As Trump rails, U.S. allies take lead in changing trade rules
U.S. President Donald Trump wants to rip up the rulebook for global trade. China is by many accounts abusing it.
As a battle rages between the world’s top economic power and the fast-growing Asian giant striving to take its place, Canada and the European Union are quietly working to update the laws of international commerce, which have not been changed since the internet boom.
The question is how to fix the World Trade Organization, which oversees trade rules and settles disputes as part of a global order the U.S. helped create after World War II to foster peace and get authoritarian countries to open up.
As it stands, the WTO is on track to become powerless by next year if the Trump administration continues to withhold support over its complaints that China breaks the rules.
The fallout could be big: Disputes like an ongoing standoff between plane makers Boeing and Airbus would go unresolved, gumming up the global trading system. Governments could feel empowered to change their trade policies on a whim, creating uncertainty for companies as they try to plan investments and business deals around the world.

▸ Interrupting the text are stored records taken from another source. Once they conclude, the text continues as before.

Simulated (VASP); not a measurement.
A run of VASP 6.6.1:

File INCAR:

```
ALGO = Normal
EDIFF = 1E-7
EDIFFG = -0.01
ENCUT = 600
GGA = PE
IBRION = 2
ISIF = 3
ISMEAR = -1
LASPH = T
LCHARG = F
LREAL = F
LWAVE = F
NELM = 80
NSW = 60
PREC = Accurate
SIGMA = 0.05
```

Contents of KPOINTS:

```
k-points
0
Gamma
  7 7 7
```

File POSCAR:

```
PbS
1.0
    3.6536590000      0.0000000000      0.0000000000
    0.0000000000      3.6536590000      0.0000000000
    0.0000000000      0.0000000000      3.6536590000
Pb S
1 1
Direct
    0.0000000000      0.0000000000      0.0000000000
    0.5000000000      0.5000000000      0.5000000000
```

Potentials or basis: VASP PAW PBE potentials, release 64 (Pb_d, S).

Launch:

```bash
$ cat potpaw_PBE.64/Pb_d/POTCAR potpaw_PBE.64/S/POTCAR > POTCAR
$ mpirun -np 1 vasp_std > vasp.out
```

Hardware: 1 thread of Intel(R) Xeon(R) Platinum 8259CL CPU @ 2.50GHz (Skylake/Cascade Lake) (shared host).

Canada hosts ministers from the EU and about 12 other countries in Ottawa on Wednesday and Thursday to discuss reform of the WTO. Canada said it wants a meeting of “likeminded people” - and didn’t invite the United States.
The EU, which is working bilaterally with China, last month floated ideas on how to change the trade body.
“We do believe the time has come for action,” the EU’S ambassador to the WTO, Marc Vanheukelen, told a panel discussion in Geneva this month. “We now need to put proposals on the table, and start negotiating.”
The U.S. has largely self-exiled itself in the process. After plopping down its complaints on issues like state subsidies for Chinese companies or a lack of transparency from Beijing on China’s domestic rules for business, it’s sitting back as others work on a compromise.
“I know the EU has their paper, Canada and others are working on proposals,” Dennis Shea, the U.S. ambassador to the WTO, said in the panel discussion. “If those proposals come to Geneva, we will certainly take a look at them.”